Thursday, 29 December 2011

The Reason Why


The Reason Why: The Miracle of Life on Earth by John Gribbin

Literary Review, November 2011

In the summer of 1950 the New Yorker magazine published a cartoon suggesting that aliens were behind the mysterious disappearance of rubbish bins from the streets of New York. Not long after the cartoon appeared, a group of scientists at the Los Alamos Laboratory in New Mexico were joking about it with their distinguished visitor, the Italian physicist Enrico Fermi. During lunch Fermi suddenly asked, ‘Where is everybody?’ It took a moment for his colleagues to realise that he was referring to extraterrestrials.

With hundreds of billions of galaxies, the universe could easily be teeming with extraterrestrial life. However, the enormous intergalactic distances involved rules out the possibility of a visit. Yet Fermi was not thinking about the entire universe, only our tiny part of it – the Milky Way. After a quick calculation, then and there, he concluded that space-faring aliens, should they exist, would have colonised our galaxy long ago and therefore have visited Earth. As Fermi was regarded as one of the great physicists of the twentieth century, his back-of-the-envelope reasoning was taken seriously and led to what was called the Fermi Paradox: ‘If they are there, why aren’t they here?’ The reason why, argues science writer John Gribbin, is simple: ‘We are alone, and we had better get used to the idea.’

Gribbin begins his entertaining polemic by referring to an equation devised in 1961 by the American astronomer Frank Drake that attempted to quantify the chances of detecting intelligent life elsewhere in our galaxy. Starting with the total number of stars, Drake calculated how many of them were Sun-like, and then asked what fraction of these had planets, how many of them were capable of supporting life, and so forth. With one guesstimate piled upon another it’s a futile approach that, at best, succeeds only in demonstrating our ignorance, for the answers generated range from zero to the hundreds of billions.
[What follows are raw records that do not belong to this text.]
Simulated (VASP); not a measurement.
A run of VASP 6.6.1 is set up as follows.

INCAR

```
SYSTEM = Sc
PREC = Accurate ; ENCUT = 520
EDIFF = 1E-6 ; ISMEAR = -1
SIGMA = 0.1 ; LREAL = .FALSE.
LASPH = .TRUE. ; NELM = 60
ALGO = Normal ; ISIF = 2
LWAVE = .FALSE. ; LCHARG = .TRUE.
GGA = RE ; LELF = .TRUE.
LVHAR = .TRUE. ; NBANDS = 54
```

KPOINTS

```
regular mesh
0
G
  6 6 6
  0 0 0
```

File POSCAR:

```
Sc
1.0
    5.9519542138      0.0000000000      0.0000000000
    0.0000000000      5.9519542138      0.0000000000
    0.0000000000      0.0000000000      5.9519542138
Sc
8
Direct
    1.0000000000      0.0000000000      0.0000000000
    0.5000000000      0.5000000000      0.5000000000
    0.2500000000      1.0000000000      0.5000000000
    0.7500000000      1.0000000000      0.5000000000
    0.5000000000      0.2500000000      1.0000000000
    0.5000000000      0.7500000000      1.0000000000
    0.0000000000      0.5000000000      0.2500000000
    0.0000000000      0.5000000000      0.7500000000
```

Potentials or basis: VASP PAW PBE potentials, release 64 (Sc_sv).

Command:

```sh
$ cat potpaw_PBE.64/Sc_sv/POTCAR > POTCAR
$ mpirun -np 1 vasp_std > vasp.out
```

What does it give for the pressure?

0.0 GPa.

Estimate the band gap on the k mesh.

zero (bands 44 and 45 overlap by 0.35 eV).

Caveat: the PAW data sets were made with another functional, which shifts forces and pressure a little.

Gribbin, though, is prepared to play the numbers game while treating Drake’s equation for what it is, ‘a kind of mnemonic to remind us of the sort of things we have to take into account when considering the possibility of finding intelligent life elsewhere’. For Gribbin, the reasonable thing to do is to look at the history and geography of our galaxy and try to understand why, and how, intelligent life emerged on Earth. For he seeks to understand not whether we are alone but why we are alone. It’s Fermi’s paradox repackaged as: ‘If they are not there, why are we here?’

Gribbin sets out the arguments that the Earth occupies a special location in both space and time that has allowed the development of the only technological civilisation in the Milky Way. The Sun, for example, is fortuitously situated in what is called the Galactic Habitable Zone, a kind of Goldilocks region that’s just right for life. Critically, five billion years ago when the solar system was being formed, the zone had an abundance of metallic elements that allowed the formation of a planet like Earth. Any closer to the galactic centre would have been hazardous for life because of radiation from supernovae explosions, while the outer regions were poor in metals.

Gribbin only entertains the possibility of ‘life as we know it’ and therefore the presence of water is essential. Fortunately for us, Jupiter is of the right size and in the right place to have sent water-rich asteroids and icy comets crashing to Earth early in its history. In yet another piece of luck, the Earth acquired a relatively large moon. Others have covered before much of what Gribbin describes about the Moon’s essential role in the development of life on Earth, but he does so in an easily accessible style befitting the author of more than 100 books. He explains how the fledgling Earth was formed close to Theia, another proto-planet the size of Mars, and that when the two collided the surface of the Earth turned into magma as it swallowed up Theia’s core.

The vast quantities of debris ejected into space as the result of these worlds colliding eventually formed the Moon. The collision tilted the Earth on its axis and set it spinning much faster than it does today. The Moon has acted as a stabilising influence ever since and continues to shield the Earth from the full effect of Jupiter’s gravity. And our neighbour has certainly prevented cosmic debris from striking the planet, says Gribbin. He argues convincingly that the Moon is the single most important factor in making life on Earth possible.

The collision that led to the creation of the Moon resulted in the Earth having a thin crust and, through plate tectonics, the dynamic surface required to sustain the temperature range required for liquid water – and therefore, eventually, us. Otherwise it would probably have become a hot desert like Venus or a frozen world as cold as the Moon.

Life on Earth, argues Gribbin, is the product of such an improbable sequence of chance events that the possibility of finding any other technological civilisation in the galaxy is effectively nil. Yet the fact remains that we are here to ponder the reason for our existence because things are the way they are, because they were the way they were. Elsewhere they could have been different, leading to life, but not as we know it.